NT: You and Radieux Radio collaborated lyrically on a few songs on the album, some of which are completely written by Radieux that you sing. Did you collaborate lyrically like that with Kim Gordon?

TM: Sometimes. Mostly it was whoever was singing had written those lyrics. There were instances where someone would write lyrics for the other person to have to use.

NT: Can you give me an example?

TM: “The Ineffable Me.” I wrote those lyrics and I think Kim was struggling with lyrics on that song and I could see the struggle going on, so I wrote them as a takeoff of Steve Malkmus-writing. I was like, “I’m going to write some Malkmus-ian lyrics for you to sing” [laughs]. I thought that would be something she’d appreciate. I purposely put male-lines in there. I always liked that kind of shift. Like when I heard the Slits singing “I Heard It Through the Grapevine.” They don’t change the genders. Sometimes when I write lyrics, I like to put myself in a more feminine state of mind, or I try to have the text as if it were written from a feminine perspective, or what I believe to be feminine. It will actively change the nature of the lyric, which I like and actually feel more comfortable with.  I feel like I can sort of cross-dress in lyrics a bit, which is kind of okay.

NT: That’s a thing I’ve always admired about Stephin Merritt’s lyrics, but it’s also something that will annoy me with covers of songs – when the performer decides to switch the pronouns. It always seems a little over thought.

TM: Yeah, like when they do it, it’s like…eh, I don’t know…

NT: Yeah, like Johnny Thunders’ cover of “Great Big Kiss.” He switches the pronouns and it kind of takes me out of it.

TM: I’ve been thinking about Johnny Thunders lately because I used to see him a lot in the 70s. He also did a cover of [singing] “Do You Love Me?” They [Johnny Thunders’ band the Heartbreakers] always did such a great, trashy version of that. Maybe I should break out a Heartbreakers cover or something like that [for the tour].

NT: You should. I don’t think anyone would expect it really.

TM: I mean those are my real New York roots. I used to see Johnny Thunders and the Heartbreakers a lot. I was thinking about that recently, it’d be really good.

NT: It was always cool hearing Sonic Youth do covers because you guys had such a unique filter. Something like “Hot Wire My Heart” for instance maintained the original’s punkiness but still felt very much at home on Sister.

TM: Yeah, I like that one. Yeah, It was also just sort of letting you know the band was having some fun, like when we did “Bubblegum” a little earlier.

NT: I feel like with Chelsea Light Moving, it was a bit more a punky exercise than a proper Thurston Moore record.
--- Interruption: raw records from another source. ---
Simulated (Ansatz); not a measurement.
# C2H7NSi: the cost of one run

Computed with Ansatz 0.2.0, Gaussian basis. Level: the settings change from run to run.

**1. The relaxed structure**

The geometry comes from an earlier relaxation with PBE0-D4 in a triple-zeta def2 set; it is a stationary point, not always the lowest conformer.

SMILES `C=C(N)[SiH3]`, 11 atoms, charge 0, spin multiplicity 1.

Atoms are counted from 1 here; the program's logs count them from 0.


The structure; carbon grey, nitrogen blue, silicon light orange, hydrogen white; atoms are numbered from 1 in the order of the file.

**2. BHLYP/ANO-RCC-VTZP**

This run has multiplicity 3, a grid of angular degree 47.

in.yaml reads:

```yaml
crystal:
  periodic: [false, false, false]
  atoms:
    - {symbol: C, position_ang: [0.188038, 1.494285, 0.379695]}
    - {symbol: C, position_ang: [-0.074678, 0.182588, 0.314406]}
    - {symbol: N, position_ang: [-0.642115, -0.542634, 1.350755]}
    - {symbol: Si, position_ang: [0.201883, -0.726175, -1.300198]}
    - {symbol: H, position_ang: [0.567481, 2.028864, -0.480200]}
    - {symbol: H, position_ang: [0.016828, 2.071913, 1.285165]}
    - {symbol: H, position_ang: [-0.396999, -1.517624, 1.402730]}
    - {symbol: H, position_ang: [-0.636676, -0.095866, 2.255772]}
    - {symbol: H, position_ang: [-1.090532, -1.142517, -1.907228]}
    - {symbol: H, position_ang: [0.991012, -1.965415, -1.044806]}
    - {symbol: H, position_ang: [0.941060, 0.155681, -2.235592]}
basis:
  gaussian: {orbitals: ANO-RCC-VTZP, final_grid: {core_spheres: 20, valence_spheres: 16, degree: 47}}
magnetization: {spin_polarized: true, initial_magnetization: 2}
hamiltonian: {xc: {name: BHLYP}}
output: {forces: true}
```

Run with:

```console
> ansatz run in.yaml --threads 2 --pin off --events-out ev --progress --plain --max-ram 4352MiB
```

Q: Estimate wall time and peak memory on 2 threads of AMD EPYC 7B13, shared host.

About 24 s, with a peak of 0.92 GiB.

TM: It was a really quick outcome of the wind down of the Demolished Thoughts tour. It was still John Moloney, and it was still Samara Lubleski, and it was still Keith Wood. But it was switching to electric guitars, violin to bass, and brushes to sticks. And I knew that I was going to move my home base from New York to London, so in the interim it was like, “Let’s just do something quick and fast with this.” Again, I didn’t feel like it had the same intention of the other solo records, like a new book of songs. It was more like these quick pieces that had these sort of Dada lyrics taken from various sources, like reading titles off of book spines and making lyrics out of them. These kind of exercises, making these fast and hard songs, and just recording them in one day and then just booking these little tours here and there, and just travelling in a van and playing in all these different basements.  And it was fun being in this kind of band, but it was also a little difficult for me because I had no sort of protection from…a lot of…lets just put it this way: a lot of zanies that have immediate access to getting up in my grill [laughs].

NT: Is avoiding people like that usually difficult?

TM: In a way it was a little hard to get a way from that. It’s only two or three at a time in every city, but it’s just enough to really wear you down where you can’t talk to your friends.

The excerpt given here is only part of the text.